©2009 Isaac Hernandez, All Rights Reserved
I was asked by a fan to write about archiving and sharpening, and whether sharpening comes last in the process, and if there's a different workflow for print or web photos. If you're nor archiving your photos, it's never too late to start, but do it now! Here are some tips. Feel free to write with more questions.
There are several good books on photographic workflow. The most famous is perhaps The DAM book, by Peter Krogh, DAM as in Digital Asset Management. It was my introduction to dealing with tens of thousands of images, and of great help, although I found some of the steps overly complicated. I recommend checking other people's systems and then developing your own.
The first step in a workflow system is to decide which software you're going to use. I find Adobe Lightroom ($299) to work for me, as a professional photographer. Apple Aperture ($199) is another professional choice (only for Mac), which has some advantages when it comes to sharing your work, with a better email and layout interface.
Krogh liked iView Media Pro, so I used it before it was bought by Microsoft and turned into Microsoft Expression Media. I haven't tried their last version yet. I don't know if it's even available. When I try to "buy it", I got lost in the Microsoft web labyrinth. Now Krogh recommends Adobe Bridge (part of the Creative Suite), but I prefer Lightroom, except when archiving CMYK files (for which I use my old iView Media Pro). Lightroom doesn't like CMYK files (Note to self, tell Adobe to make Lightroom see CMYK files, even if it couldn't modify them).
When it comes to Lightroom, I like Michael Clark's workflow guide, ($24.95 as an eBook). It covers everything from how to set up your camera for best results, to the printing process, and yes, sharpening, which, comes last. When you sharpen you want to save your file as a copy, because it degrades the image, even as it improves it. You are basically increasing the contrast in the edges of the photo, losing information.
That's the beauty of Lightroom and Aperture, you can toy around with your images, improving contrast, doing sepia tones or whathaveyou, without losing the original image. Everything is saved as an additional ones and zeros while preserving your master file.
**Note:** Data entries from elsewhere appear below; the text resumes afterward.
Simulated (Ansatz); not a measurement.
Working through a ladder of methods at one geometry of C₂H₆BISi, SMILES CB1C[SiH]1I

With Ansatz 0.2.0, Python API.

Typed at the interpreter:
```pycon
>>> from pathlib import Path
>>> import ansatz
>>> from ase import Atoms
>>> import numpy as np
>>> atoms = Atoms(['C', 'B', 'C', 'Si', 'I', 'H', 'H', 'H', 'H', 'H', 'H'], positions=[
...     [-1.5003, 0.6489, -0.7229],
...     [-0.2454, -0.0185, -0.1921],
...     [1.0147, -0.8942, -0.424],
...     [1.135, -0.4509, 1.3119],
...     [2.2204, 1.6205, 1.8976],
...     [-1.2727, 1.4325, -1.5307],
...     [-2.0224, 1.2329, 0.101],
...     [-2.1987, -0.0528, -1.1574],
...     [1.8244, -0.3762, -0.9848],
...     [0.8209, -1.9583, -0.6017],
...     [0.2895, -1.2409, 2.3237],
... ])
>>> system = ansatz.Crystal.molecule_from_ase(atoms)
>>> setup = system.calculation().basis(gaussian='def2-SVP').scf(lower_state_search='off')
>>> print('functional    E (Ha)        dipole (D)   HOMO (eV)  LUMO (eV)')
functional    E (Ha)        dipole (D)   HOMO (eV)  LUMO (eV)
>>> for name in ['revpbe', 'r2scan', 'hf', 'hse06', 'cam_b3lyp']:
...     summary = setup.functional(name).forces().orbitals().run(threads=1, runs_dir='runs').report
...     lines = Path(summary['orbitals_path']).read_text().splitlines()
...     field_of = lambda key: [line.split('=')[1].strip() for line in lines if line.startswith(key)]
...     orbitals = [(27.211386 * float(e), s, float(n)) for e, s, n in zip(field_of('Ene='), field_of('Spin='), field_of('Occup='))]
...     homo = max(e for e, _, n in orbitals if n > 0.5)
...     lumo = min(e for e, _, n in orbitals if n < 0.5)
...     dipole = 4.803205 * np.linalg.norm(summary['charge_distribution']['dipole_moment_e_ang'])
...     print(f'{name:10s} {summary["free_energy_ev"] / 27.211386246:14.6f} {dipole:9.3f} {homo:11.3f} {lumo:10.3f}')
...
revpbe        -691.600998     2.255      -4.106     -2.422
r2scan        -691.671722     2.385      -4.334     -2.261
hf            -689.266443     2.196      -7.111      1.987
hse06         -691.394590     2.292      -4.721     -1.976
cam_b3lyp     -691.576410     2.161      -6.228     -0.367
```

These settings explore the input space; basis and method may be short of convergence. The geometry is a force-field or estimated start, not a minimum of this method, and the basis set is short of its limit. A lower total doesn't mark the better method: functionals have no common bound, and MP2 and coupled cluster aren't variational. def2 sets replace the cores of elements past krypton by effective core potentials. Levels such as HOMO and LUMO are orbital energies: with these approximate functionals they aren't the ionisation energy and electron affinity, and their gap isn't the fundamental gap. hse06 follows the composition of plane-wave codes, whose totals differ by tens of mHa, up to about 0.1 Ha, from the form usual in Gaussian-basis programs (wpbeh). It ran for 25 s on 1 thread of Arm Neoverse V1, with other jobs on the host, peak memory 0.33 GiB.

Unfortunately, workflow is more than just playing around with fancy filters, it requires the discipline of copying the files to the right directory, making back-up copies, renaming files in a way that avoids confustion, rating the images so that you can easily search for your best work, adding keywords to the images again to make it easier to actually use your images, and exporting them to a final file (which Krogh calls a "derivative"), from which you will make a print or post
it on the web. Think of your master file as the negative, which you work on and process, and of the derivative as the print.
The difference in flow for web or print comes only at the end, when you export the file, choosing one size or another. Each size will require a different level of sharpening. Luckily, Lightroom and Aperture make that last step very easy, with pre-configured levels of sharpening, which works for the most part. For more sharpening control, you would want to go to Adobe Photoshop.
There's so much to learn about taking care of our archives, that one could have a blog just on this subject. It's good to start organizing those files now, before we are inundated and so overwhelmed that we wish that a fire would just take everything away.